I have code that takes a long time to run and so I've been investigating Python's multiprocessing library in order to speed things up. My code also has a few steps that utilize the GPU via PyOpenCL. The problem is, if I set multiple processes to run at the same time, they all end up trying to use the GPU at the same time, and that often results in one or more of the processes throwing an exception and quitting.
In order to work around this, I staggered the start of each process so that they'd be less likely to bump into each other:
process_list = []
num_procs = 4
# break data into chunks so each process gets it's own chunk of the data
data_chunks = chunks(data,num_procs)
for chunk in data_chunks:
if len(chunk) == 0:
continue
# Instantiates the process
p = multiprocessing.Process(target=test, args=(arg1,arg2))
# Sticks the thread in a list so that it remains accessible
process_list.append(p)
# Start threads
j = 1
for process in process_list:
print('\nStarting process %i' % j)
process.start()
time.sleep(5)
j += 1
for process in process_list:
process.join()
I also wrapped a try except loop around the function that calls the GPU so that if two processes DO try to access it at the same time, the one who doesn't get access will wait a couple of seconds and try again:
wait = 2
n = 0
while True:
try:
gpu_out = GPU_Obj.GPU_fn(params)
except:
time.sleep(wait)
print('\n Waiting for GPU memory...')
n += 1
if n == 5:
raise Exception('Tried and failed %i times to allocate memory for opencl kernel.' % n)
continue
break
This workaround is very clunky and even though it works most of the time, processes occasionally throw exceptions and I feel like there should be a more effecient/elegant solution using multiprocessing.queue
or something similar. However, I'm not sure how to integrate it with PyOpenCL for GPU access.
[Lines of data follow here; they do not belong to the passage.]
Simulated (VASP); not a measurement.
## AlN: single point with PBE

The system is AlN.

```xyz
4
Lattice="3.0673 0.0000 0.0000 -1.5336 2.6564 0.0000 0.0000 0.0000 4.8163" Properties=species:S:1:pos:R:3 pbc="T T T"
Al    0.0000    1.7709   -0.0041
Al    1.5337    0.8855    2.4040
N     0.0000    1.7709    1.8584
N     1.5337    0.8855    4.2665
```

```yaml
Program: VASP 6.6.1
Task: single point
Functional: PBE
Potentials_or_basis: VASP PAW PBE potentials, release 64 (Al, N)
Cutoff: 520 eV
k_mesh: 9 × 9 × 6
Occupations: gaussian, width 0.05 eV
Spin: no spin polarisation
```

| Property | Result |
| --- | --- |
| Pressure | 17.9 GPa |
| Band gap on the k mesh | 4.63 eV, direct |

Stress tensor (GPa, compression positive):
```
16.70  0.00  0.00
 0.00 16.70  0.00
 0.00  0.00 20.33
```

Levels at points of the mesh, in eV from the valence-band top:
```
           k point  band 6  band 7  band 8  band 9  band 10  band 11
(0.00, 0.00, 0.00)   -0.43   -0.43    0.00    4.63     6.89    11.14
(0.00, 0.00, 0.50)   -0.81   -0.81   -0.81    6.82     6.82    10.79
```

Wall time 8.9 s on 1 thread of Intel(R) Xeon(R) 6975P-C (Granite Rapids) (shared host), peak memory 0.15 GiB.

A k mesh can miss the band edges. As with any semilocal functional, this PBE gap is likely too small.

Sounds like you could use a multiprocessing.Lock
to synchronize access to the GPU:
data_chunks = chunks(data,num_procs)
lock = multiprocessing.Lock()
for chunk in data_chunks:
if len(chunk) == 0:
continue
# Instantiates the process
p = multiprocessing.Process(target=test, args=(arg1,arg2, lock))
...
Then, inside test
where you access the GPU:
with lock: # Only one process will be allowed in this block at a time.
gpu_out = GPU_Obj.GPU_fn(params)
Edit:
To do this with a pool, you'd do this:
# At global scope
lock = None
def init(_lock):
global lock
lock = _lock
data_chunks = chunks(data,num_procs)
lock = multiprocessing.Lock()
for chunk in data_chunks:
if len(chunk) == 0:
continue
# Instantiates the process
p = multiprocessing.Pool(initializer=init, initargs=(lock,))
p.apply(test, args=(arg1, arg2))
...
Or:
data_chunks = chunks(data,num_procs)
m = multiprocessing.Manager()
lock = m.Lock()
for chunk in data_chunks:
if len(chunk) == 0:
continue
# Instantiates the process
p = multiprocessing.Pool()
p.apply(test, args=(arg1, arg2, lock))